The delegates were also obviously swayed by their own political views and factions, the attitudes of their constituents, and the situations in their States. In a humanitarian vein, the Founding Fathers strove to foster the general welfare and prevent tyranny from any source. Psychological factors were also apparent. Frayed tempers, jealousies, animosities, ambitions, and friendships had a major impact. Many of the framers also recognized they could likely attain positions of power in the new Government. Finally, intellectual factors guided these men. They employed many logical premises and techniques, utilized rational dialogue, and drew on the lessons of history and political theory.

Exhibition Hall
Americans have always revered the basic documents of the Republic. The Constitution and the Bill of Rights, as well as the Declaration of Independence, are displayed in Exhibition Hall of the National Archives Building. (National Archives)


HISTORIANS have long debated the motives and aims of the founders. Some scholars contend they were often guided by selfish or even sinister interests, particularly in the economic realm; others maintain that most of them were basically altruistic; members of a third group take positions somewhere in between the two extremes. Such dichotomy is at least partially explained by the diversities in personalities, backgrounds, and goals of the framers; incomplete biographical data; inadequacies in primary historical sources; historical semantic differences in the definition of the word "democracy"; the conflicting political and socioeconomic elements that went into the making of the Constitution; the pronounced differences between the modern and 18th-century milieus; and the biases of historians themselves.
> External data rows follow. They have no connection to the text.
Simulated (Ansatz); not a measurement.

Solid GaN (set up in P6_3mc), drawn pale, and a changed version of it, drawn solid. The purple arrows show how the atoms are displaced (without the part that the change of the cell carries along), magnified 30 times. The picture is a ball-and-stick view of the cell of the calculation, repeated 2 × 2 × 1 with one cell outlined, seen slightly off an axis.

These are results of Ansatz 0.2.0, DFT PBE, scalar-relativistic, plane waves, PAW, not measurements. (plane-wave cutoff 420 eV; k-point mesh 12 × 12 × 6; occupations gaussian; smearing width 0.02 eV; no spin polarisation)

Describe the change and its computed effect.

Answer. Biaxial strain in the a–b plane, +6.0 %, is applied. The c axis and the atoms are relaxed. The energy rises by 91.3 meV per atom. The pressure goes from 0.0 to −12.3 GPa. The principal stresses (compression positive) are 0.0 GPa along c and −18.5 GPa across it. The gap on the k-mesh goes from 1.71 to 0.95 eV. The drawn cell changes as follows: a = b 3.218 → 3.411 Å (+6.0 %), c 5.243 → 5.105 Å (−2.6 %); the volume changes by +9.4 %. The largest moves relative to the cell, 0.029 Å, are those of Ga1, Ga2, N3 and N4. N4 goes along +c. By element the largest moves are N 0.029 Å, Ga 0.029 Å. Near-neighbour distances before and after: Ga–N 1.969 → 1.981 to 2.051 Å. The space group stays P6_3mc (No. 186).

If the Founding Fathers had a contrary intent, they nevertheless devised an instrument that ultimately resulted in a democracy. As leaders of the day, they possessed the required education and political and economic experience to understand the needs of the Nation and bring about the changes in Government so necessary for its survival. Certainly it is unlikely that the framers would have been able or willing to transcend their background and experience and prepare a document surrendering the reins of power to and reflecting the needs and desires of another group.

Legitimate channels were followed in convoking the Convention, which the Continental Congress had authorized. The only State not in attendance, Rhode Island, had rejected the invitation to take part. All the other 12 legislatures elected delegates in the approved manner. Most of these bodies, though they were not representative of the entire populace because of various voting and apportionment restrictions, were recently elected and broadly represented most areas and economic and social groups of the Nation. Furthermore the legislatures as a whole were more democratic than perhaps any other governmental assemblies in the world at the time.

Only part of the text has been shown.